•   over 4 years ago

Missing values on graduation cohort data


I have a few questions on missing values in your dataset. I am especially interested in the missing values in "MAM_COHORT_1112", "MAS_COHORT_1112", "MBL_COHORT_1112", "MHI_COHORT_1112", "MTR_COHORT_1112","MWH_COHORT_1112".

In the data set features such as "MAM_ COHORT_1011" which is the "Number of Native American students in the graduation cohort" have over 60% NA values. Is it because the values here are actually 0?

If the value is not 0, I could impute. However with such a high number of missing values, imputation is difficult.

I could estimate the missing values from the census data, however I noticed some discrepancies in values. For instance, observation 89 (ALABAMA - Mobile County) records MAM_ COHORT_1011=45. However the census data for the same observation shows NH_AIAN_alone_CEN_2010 = 2. NH_AIAN_alone_CEN_2010 is defined as "Number of people who indicate no Hispanic origin and their only race as "American Indian or Alaska Native" or report entries such as Navajo, Blackfeet, Inupiat, Yup'ik, or Central/South American Indian groups in the 2010 Census population.

  • 1 comment

  • Manager   •   over 4 years ago

    The NA values should be treated as missing and not 0 value. Certain school districts might not have chosen to report these values or they might not have applied to them.

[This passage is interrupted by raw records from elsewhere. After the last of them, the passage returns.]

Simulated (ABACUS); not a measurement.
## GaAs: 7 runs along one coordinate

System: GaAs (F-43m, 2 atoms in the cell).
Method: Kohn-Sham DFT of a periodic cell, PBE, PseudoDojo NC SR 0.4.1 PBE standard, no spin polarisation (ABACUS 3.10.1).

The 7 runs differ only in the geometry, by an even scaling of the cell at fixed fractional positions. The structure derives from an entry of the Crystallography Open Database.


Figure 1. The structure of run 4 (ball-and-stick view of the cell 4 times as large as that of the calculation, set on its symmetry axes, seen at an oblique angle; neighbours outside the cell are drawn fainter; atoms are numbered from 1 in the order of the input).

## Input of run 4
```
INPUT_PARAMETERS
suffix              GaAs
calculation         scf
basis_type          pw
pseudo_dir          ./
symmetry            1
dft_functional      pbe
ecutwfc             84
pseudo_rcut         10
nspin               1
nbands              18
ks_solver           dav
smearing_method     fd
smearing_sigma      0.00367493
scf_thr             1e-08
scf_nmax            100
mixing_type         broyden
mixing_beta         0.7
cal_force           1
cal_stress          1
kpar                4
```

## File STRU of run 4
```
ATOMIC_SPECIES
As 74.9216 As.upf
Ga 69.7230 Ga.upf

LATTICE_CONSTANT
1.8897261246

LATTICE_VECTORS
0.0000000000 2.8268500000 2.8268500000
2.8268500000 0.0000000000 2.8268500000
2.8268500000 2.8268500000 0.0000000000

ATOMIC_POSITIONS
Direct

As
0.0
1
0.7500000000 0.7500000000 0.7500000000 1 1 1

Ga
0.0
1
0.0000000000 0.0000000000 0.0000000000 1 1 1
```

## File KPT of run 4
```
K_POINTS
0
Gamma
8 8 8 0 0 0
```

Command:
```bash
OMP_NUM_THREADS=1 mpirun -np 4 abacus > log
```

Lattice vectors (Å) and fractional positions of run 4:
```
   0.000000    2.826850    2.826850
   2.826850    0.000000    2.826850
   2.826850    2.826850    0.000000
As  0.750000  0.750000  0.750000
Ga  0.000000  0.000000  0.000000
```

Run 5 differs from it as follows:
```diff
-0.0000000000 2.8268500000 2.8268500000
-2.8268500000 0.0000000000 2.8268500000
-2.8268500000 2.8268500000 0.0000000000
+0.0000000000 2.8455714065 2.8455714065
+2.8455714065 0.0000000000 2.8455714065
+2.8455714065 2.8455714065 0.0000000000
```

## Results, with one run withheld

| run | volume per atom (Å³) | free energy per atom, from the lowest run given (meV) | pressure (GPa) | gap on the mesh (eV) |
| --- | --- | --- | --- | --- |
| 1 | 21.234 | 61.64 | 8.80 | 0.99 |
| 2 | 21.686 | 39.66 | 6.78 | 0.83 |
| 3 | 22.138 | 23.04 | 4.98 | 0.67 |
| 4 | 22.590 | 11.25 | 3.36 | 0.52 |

    As far as discrepancy between the school data and the census data, we do expect this to happen and it is due to the fact that we took a single TRACT (the one that had the highest proportionate geographic overlap) and assigned it to a school district. So the census tract acts as more of a proxy to the area around/near the school district. The school district could have overlapped with multiple TRACTs.